4. No problem whatsoever. You are free to believe whatever you wish regardless of how unfeasible or ridiculous it might be. It's called freedom of choice.
Yawwwwwn! You already deployed all those before. Please try something more innovative.
Yawwwwwn! You already deployed all those before. Please try something more innovative.
When you are provided with evidence you unceremoniously tag it as non-evidence. So let's just agree to disagree.
When you are provided with evidence you unceremoniously tag it as non-evidence.
In that case, concepts like Pantheism/Panentheism enjoy at least as much empirical laboratory support as any current cosmology theory.
I don't know what they are so cant comment.
Pretty much all cosmology theories have that same problem by the way.
I accept that we don't know many things, and that cosmologists can only theorise. Given that modern cosmology has only been around for hundreds of years, if we measure the invention of the telescope as the start of modern cosmology, and the universe is around 9 billion years old, we have doen pretty well to get as far as we have.
Philosophically we don't really seem that far apart to be honest. I fully realize that we haven't figured *everything* out. Newton's formulas for gravity were eventually shown to be flawed in some instances, and we can't even be sure our current mathematical models of gravity are the "right" ones and will never be replaced with another mathematical model. That doesn't mean that I do not experience gravity on a daily basis.
Likewise, I don't think anyone has to "figure out" God simply to experience God in their lives.
My partner is adamant she feels God in her life every day, she finds it comforting. I find it bizarre, but thankfully it is not a problem for us. She is of course "sinning" in the eyes of some in the Church and that'll end up with her in eternal damnation, in the opinion of some Christians.
And yet when Newton's formulas were replaced with Einstein's formulas, nobody claimed that 'gravity' actually changed or that theories about gravity couldn't be trusted.
Indeed, Einsteins theories described the working of the universe better than Newtons. A yet undiscovered theory may improve on Einsteins, that's how science works.
FYI, you might want to checkout the definition of "hell" as described by early Christian theologians like Origen. I'm personally a "universal salvation" kinda guy.

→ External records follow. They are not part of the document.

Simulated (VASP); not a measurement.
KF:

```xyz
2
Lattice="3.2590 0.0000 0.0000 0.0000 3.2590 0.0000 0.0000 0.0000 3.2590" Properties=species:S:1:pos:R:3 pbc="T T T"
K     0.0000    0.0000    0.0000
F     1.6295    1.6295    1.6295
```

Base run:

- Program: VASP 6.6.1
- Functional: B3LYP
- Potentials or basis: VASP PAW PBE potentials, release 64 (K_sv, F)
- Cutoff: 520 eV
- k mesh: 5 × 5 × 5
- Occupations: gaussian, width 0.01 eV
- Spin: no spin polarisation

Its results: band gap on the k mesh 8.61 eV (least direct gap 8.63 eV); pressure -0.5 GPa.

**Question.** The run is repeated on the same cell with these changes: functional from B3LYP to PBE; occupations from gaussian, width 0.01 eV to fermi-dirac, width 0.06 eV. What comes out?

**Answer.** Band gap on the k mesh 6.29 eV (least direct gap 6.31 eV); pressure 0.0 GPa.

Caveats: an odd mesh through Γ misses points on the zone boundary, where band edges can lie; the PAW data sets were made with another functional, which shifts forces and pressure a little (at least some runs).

I started reading it and gave up, sorry! I have said to my girlfriend that a loving God (if he exists) would not consign 80%+ of the worlds population to eternal damnation just because they didn't worship him correctly. Her church teaches hell and eternal damnation for all unsaved, they put - literally - the fear of God into their congregation and I think it is a terrible thing to do. To scare the wits out of everyone with "YOU will go to eternal fire and HELL IF you don't obey OUR INTERPRETATION of the Gospels" is a shameful thing in my opinion.
I'd be happy to debate that point with you anytime you wish.
I always love a debate, but debating God is pointless, you either believe or you don't believe.
An Empirical Theory Of God
An Empirical Theory Of God (2)
I don't know what they are so cant comment.
I accept that we don't know many things, and that cosmologists can only theorise. Given that modern cosmology has only been around for hundreds of years, if we measure the invention of the telescope as the start of modern cosmology, and the universe is around 9 billion years old, we have doen pretty well to get as far as we have.
My partner is adamant she feels God in her life every day, she finds it comforting.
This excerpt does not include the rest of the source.